Sunday, December 19, 2010

Vegan Fast Food Restaurants??? Bring 'em on!!!

Heather Mills (right), the ex-wife of Paul McCartney, started her own vegan restaurant in London called VBites in 2009. Now she's vowing that she's going to start a fast-food vegan chain that is going to be bigger than McDonald's. (Source)

Good for Heather. I've always said that vegan fast-food restaurants are one of the keys to winning over omnivores who'd never otherwise consider eating vegan food. If you deliver great food at an affordable cost, people will come.

Hard to say whether it'll really be bigger than McDonald's. As of 2007, McDonald's boasted 30,000 restaurants in 119 countries serving an estimated 50 million people every day. I'm sure the chain has grown in the last three years. Even in economic hard times - let me re-phrase that: especially in economic hard times - people still flock to McDonald's.

Veganism is a hard sell to omnivores. I know. I was an omnivore most of my life, as recently as last year. If you slap the label of "Vegan" on something, a hell of a lot of omnivores are going to go out of their way to avoid it. There is this notion - a false one, but a very, very widespread one - that vegan food tastes like, well, can I say it? Shit.

That's far from the truth. But it's impossible to deny that a lot of people think that.

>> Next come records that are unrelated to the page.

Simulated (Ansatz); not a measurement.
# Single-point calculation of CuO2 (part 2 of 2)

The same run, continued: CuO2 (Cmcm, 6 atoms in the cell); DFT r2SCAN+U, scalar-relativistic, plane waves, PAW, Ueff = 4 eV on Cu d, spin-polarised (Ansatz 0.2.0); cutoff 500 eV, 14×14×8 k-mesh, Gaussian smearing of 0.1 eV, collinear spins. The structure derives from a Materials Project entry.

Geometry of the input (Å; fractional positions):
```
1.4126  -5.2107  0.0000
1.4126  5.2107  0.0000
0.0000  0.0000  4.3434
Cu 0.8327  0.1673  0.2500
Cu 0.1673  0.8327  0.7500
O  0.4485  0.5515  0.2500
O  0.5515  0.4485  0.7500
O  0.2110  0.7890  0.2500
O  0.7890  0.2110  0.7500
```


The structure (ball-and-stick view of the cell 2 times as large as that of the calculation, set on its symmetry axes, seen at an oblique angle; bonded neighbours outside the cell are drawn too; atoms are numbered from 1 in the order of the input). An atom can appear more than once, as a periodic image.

So Heather Mills might be a tad ambitious. Plus she isn't helped by the fact that compared to other fast-food joints, the prices at VBites ($11 Caesar salads; $8 soya burgers; $12 mini-pizzas with soya cheese) are a little higher. You pay more for vegan chow at VBites. It would be nice to have a vegan fast-food restaurant with prices as cheap as the omnivore ones.

But Heather's heart is in a wonderful place. And I hope she does get that chain started. Because delicious vegan fast food will find a following, I'm convinced, and - who knows? - it might even draw some people away from Burger King, McDonald's, Wendy's, etc. etc. What a blessing that would be. And how nice it would be for vegans to have a place where there isn't only one damn token item on the menu (at the more thoughtful places!) for us to order.

Incidentally, Jessica Simpson's fiance', Eric Johnson (ex-San Francisco 49ers tight end) has said he also plans to open a vegan fast-food chain. (Source) We can only hope that both chains spread like gangbusters. Imagine vegans having to choose between two different fast-food places, the way omnivores debate Wendy's versus McDonald's (or McDonald's versus Burger King).

The day that happens, we'll know that veganism - to quote from the old TV show The Jeffersons - will be "a-movin' on up."


  1. I wish vegan foods could become popular enough for economy of scale to set in. There is no way animal products can compete with soya burgers, subsidies excluded, if volumes are the same.

  2. Re your observation that many people think vegan food tastes poorly prepared by an inept cook tastes bad whether vegan or not. Food with ingredients that are not tasty is not desirable...whether vegan or not.

    My wife fixes vegan lemon cake and chocolate zucchini bread that invariably gets raves when passed out as holiday treats. A common comment is that they can't believe it is vegan. The fact is vegan food is just as tasty as non-vegan all depends on the ingredients and the preparation...not whether it is vegan or non-vegan. The bonus for vegan food is that no one suffers or dies...while that doesn't impact the taste or the does impact lives and the heart.

  3. I wish Heather Mills much success on her venture. I'm certain that if vegan food were tasty, convenient and cheap, it would sell as much as any other fast food. Loving Hut is the only restaurant doing this on a large scale, and their goal is ideological not profit driven. Until economically viable, subsidies will be needed to encourage new vegan restaurant entrants and hold prices down. Meanwhile, incremental improvements such as more vegan menu options (i.e. soy meats, as well as nutritious whole-grain items) in traditional and fast-food restaurants is a is to be welcomed.

  4. I agree with both posts. Veganelder, I think you're absolutely right about vegan food. I actually like it better than non-vegan food, and not just because animal products are absent from it. It tastes better. I do think an awful lot of omnivores lack awareness about vegan food and assume it wouldn't taste any good. A few years ago, a friend of mine offered me a vegan brownie. That was in my past life. I shuddered slightly and said, "Thanks but no thanks." And I was the kind of guy who supported human rights, peace, etc. Back in those days, I think I just had a lot false notions floating around in my head about vegan food. Now I know better. But I know a lot of omnivores - including people I really love - have those same unfortunate attitudes about vegan food. That's what needs to change, I think. If vegan fast food emerges as a success story, it will - I predict - go a long way toward tearing down those false assumptions.

  5. is her wooden leg going to be an option?